Interestingly, while efforts were an environmental success, many wondered if the efforts by Cushman & Wakefield (C&W) on Adobe’s behalf were being done for anything but “good corporate citizen” benefits. Since the facility opened, Adobe and C&W have demonstrated that the efforts to achieve the highest level of sustainable certification through LEED have been a very wise business decision. It has also translated into a good benefit for the employees and the environment—a shining example of architect and green design guru Bill McDonough’s triple bottom line (the financial, environmental, and social/people benefits reporting of a company) for a true win, win, win strategy.
To date, Adobe has invested approximately $1.4 million for energy and environmental retrofits. These retrofits have resulted in approximately $1.2 million in annual savings and $380,000 in rebates, for a total ROI of approximately 121%.
In addition to the many energy efficiency improvements, C&W implemented other environmentally beneficial projects, including: drought tolerant landscaping; an irrigation system linked to local weather stations (which automatically adjusts according to real time weather conditions); and sensors to monitor carbon monoxide levels and adjust operation of building exhaust fans accordingly. Adobe also increased its use of outdoor air and enhanced the overall maintenance of its air systems, resulting in better indoor air quality (IAQ) for all of its employees.
George Denise, CPM, FMA, RPA, of C&W manages the Adobe properties and has been an outstanding leader in driving the business case for high performance sustainable building operations. “Adobe didn’t just rely on retrofits to achieve these savings,” he explains. It also took advantage of the low hanging fruit—energy efficient strategies with little or no upfront cost. We trimmed $68,000 by reducing the run time for garage fans and saved $52,000 simply by changing out inefficient lighting.” [For more on energy efficient lighting, see “Brighter Days Ahead” by Jillian Ruffino.]
“We improved operations by finding ways to be more efficient,” Denise continues. “To date, Adobe has reduced electricity by 35%, natural gas by 41%, domestic water by 22%, and irrigation water use by 76%. Adobe also recycles or composts up to 95% of solid waste.”
More importantly, for all of the efforts and investments with such a short payback and high ROI, these improvements will pay lasting returns to Adobe financially, in terms of employee comfort and retention and in terms of the environment.
Case Study: Joe Serna, Jr./Cal/EPA Headquarters
Sometimes simple efficiency can go a long way. By implementing a creative approach to reducing energy consumption at another high-rise office property, the Joe Serna Jr./Cal/EPA Headquarters Building in Sacramento is recognized today as one of the most energy efficient and sustainable commercial office developments in the country. [This facility has been covered in several TFM articles (most recently January 2007) which are available online through the search tool on this page.]
The developer and managing property company, Thomas Properties Group, Inc. (TPG), incorporated state of the art green building practices in the 950,000 square foot office building. All levels of services—maintenance, janitorial, equipment replacement, tenant improvements—incorporate sustainable practices and materials.
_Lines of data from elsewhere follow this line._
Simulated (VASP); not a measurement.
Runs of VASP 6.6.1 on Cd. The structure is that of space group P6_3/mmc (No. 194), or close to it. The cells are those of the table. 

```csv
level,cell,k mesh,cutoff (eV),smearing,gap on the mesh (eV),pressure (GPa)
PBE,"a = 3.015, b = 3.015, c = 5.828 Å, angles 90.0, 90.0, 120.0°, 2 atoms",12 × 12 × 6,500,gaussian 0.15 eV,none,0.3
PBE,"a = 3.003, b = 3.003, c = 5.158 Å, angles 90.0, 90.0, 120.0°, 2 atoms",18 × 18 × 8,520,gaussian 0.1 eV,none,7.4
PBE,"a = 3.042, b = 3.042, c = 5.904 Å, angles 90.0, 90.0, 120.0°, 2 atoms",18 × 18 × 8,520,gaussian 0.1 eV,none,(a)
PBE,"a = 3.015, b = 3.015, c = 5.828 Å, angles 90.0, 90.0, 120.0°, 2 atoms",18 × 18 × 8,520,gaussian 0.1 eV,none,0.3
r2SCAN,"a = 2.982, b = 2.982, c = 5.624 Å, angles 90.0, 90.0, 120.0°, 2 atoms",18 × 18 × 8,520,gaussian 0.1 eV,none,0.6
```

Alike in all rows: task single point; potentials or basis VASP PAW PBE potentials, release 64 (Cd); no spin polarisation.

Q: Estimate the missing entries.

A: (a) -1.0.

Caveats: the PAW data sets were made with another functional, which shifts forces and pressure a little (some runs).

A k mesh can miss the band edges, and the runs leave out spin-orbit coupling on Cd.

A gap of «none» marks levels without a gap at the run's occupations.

“We found that these practices are not only good for the environment, but they’re also good for business,” says Craig Sheehy, director of property management, TPG.
The building is using far less electricity since a daytime janitorial schedule was implemented in 2002. That, combined with other techniques such as shutting off staff lighting at 6:00 p.m., has reduced electricity consumption by 8%—a utility savings of $100,000 annually.
An added benefit of the daytime janitorial service has been a 70% reduction in janitorial complaints, which approximately equates to $110,000 in reduced labor costs. “The daytime hours have also reduced janitorial staff turnover,” says Sheehy. “This saves us training expenses, and it gives our janitorial staff a better quality of life. For the first time, many of them are able to tuck their kids into bed at night.”
TPG employs several other sustainable strategies, from waterless urinals to a sophisticated recycling system that saves the building tens of thousands of dollars and eliminates waste. By using “worm bins,” TPG has significantly reduced landfill material.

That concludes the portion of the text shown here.